The catch-22 with pests is obvious. Ignore them and they will only escalate their annoyances. Retaliate, and they've succeeded in their ignoble goal. Tom Wilson, the Capitals' agitator extraordinaire, started messing with Blue Jackets goalie Elvis Merzlikins on the first shift of the game, kicking one of Merzlikins's legs as he skated through the crease. The two jawed throughout the game. This is a big Wilson thing: to pick one player, and pick on that player for the entire night. It's more efficient and targeted and effective than just being a dick at all times. It works well. It got bone-deep under Merzlikins's skin.
"He slew-footed me the very first shift," Merzlikins said, "and he was after me all game long. ... I’m pretty sure he was trying to get me hurt."
What are you supposed to do if you're Merzlikins here? Do nothing? Try to win the game and let that be your response? Sure, maybe that's a fine revenge, but it's woefully unsatisfying. Much more fulfilling would be to hit the guy. But that's an option rarely afforded to goalies, who must stay inside their little nets, and mustn't take their eyes off the puck, not even for a few gratifying swings. But sometimes the hockey gods smile upon you, and present you a prone pest in your own home, and then you give in the little shoulder devil that's been yapping at you all game long, and that's how you lose.

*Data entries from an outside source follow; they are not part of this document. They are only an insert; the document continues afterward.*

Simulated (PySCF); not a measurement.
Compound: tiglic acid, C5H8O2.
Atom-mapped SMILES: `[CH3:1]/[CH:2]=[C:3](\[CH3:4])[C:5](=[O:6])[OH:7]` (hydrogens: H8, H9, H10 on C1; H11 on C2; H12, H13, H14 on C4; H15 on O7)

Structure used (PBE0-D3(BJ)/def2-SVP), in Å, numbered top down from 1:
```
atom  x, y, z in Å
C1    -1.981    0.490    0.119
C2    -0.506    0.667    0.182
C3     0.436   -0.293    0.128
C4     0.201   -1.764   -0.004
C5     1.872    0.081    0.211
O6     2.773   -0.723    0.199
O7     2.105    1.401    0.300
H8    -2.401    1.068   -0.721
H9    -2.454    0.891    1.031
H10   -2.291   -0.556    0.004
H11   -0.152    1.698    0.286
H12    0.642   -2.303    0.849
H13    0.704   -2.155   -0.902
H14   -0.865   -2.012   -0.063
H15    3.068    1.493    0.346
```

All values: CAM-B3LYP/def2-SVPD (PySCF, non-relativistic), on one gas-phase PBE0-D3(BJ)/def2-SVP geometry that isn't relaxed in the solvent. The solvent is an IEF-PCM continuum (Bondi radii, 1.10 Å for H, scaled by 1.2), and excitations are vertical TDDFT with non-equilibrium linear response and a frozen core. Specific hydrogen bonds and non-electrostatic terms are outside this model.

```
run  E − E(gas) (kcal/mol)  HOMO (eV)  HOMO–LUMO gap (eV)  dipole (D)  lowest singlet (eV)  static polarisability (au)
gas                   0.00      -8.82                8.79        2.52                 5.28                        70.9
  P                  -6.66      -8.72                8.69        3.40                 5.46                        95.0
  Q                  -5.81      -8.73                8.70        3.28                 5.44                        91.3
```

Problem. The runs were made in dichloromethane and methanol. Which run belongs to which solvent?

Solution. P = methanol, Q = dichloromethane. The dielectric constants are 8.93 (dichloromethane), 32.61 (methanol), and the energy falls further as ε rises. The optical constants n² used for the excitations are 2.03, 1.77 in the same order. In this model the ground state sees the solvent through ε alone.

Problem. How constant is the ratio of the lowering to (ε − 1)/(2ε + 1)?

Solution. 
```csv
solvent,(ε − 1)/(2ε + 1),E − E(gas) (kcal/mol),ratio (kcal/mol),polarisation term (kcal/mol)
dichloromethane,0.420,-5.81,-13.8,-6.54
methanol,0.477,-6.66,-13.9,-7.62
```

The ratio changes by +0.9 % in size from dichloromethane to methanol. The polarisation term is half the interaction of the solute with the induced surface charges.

In overtime of a 2-2 game, Wilson did not try very hard to avoid being shoved into Merzlikins's crease, and atop his stick, and did not try very hard to extract himself in a timely fashion. That's when Merzlikins saw his chance.
Merzlikins was called for roughing, and the power play gave Washington a 4-on-3 of which Alex Ovechkin took full advantage, sinking the winner from his office. Columbus's coach Pascal Vincent, who notably did not have to test his willpower not to punch Tom Wilson, was disappointed in his netminder. “Tom Wilson’s job is to get in people’s faces, and get in the goalie’s face,” Vincent said. “He’s creating a lot of emotions. The emotions were high. He did what he had to do, and we reacted. It cost us the game.”
Merzlikins on the other hand was unrepentant, saying of Wilson, "He got what he deserved. I don’t care."
I find this refreshing, and I hope Merzlikins enjoyed those brief few seconds of indulgence, because he then had to skate off past a giggling Caps celebration scrum. Cold world out there.